Is there a nice gadget that will, given a graph G, replace all of the crossings with some planar gadget so that you have a planar graph G' such that
G has a Ham cycle iff G' has a Ham cycle.
(I'll be happy with variants- like Ham path or directed Ham Cycle or Directed Ham Path.)
No. At least, no "nice" gadget for one crossover.
Let $(a, b)$ and $(x,y)$ be a cross we want to replace.
There are many cases for our graph, $G$, but we have to satisfy at least the following four. Case 1: there is at least one hamiltonian cycle, but none use either of the edges. Case 2: there is at least one cycle, and all cycles use exactly one of the two edges. Case 3: there is at least one cycle, and all cycles use both edges. Case 4: there is no hamiltonian cycle.

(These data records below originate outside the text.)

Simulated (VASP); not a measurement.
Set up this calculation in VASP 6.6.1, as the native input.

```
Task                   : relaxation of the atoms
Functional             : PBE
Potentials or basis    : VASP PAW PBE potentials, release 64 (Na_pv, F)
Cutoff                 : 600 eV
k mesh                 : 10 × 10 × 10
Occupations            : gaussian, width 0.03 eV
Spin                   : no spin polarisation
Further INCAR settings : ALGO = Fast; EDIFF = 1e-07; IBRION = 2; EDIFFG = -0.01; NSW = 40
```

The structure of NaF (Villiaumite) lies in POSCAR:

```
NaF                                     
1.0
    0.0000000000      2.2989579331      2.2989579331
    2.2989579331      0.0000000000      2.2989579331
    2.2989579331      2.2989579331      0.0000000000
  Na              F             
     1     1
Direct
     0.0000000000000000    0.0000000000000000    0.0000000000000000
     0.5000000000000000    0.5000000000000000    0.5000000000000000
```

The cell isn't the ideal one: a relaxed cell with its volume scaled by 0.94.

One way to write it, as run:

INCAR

If our gadget has two (or more) vertices for each of $a, b, x, y$ adjacent to all the same neighbors (so that $a_0$ and $a_1$ retain $a$'s neighbors) then $G'$ will not necessarily still be planar. In order to satisfy the first of our cases above, we then cannot have any new vertices in the gadget.
In order to satisfy case 3 above, we must have at least two edges in the gadget. Neither planar and covering pair, $(a, x), (y, b)$ nor $(a, y), (x, b)$ satisfies case 2, so we need a third edge. Without loss of generality, let those three be $(a, y), (y, b), (x,b)$.
However, that replacement breaks the fourth case, because $G'$ could contain a hamiltonian cycle when $G$ does not. Take, for example, $G = (V, E)$ where $V = \{a, b, x, y, p, q, r, s, t\},$ and
$E = \{(a, b), (x, y), (a, r), (a, p), (a, q), (b, s), (b, x), (p, s), (p, t), (p, y), (q, x), (r, y), (t, x)\}$. $G$ is not planar and does not have a hamiltonian cycle.
Then $G' = (V, E')$ where $E' = \{(a, y), (y, b), (x, b)\} \cup$ $\{(x, y), (a, r), (a, p), (a, q), (b, s), (p, s), (p, t), (p, y), (q, x), (r, y), (t, x)\}$. $G'$ is planar, and has a hamiltonian cycle ($a, q, x, t, p, s, b, y, r, a$).
Note that if $(b, y)$ was the edge not added instead of $(a, x)$, then $G'$ would not have a hamiltonian cycle. It seems that you'd have to have knowledge of the possible cycle to choose the edge correctly, though.
A similar problem exists for having the gadget include one of the diagonal edges, such as: $(a, b), (a, y), (x, b)$.
Since adding three edges breaks case 4, adding more won't help.
Thus, no "nice" gadget exists. It could be that a gadget exists that pays more attention to the neighbors of each of $a, b, x$ and $y$, but that doesn't seem very "nice".
(Note: please let me know if I made any errors above!)
(Note 2: I had some nice figures, but can't post them. Posted.)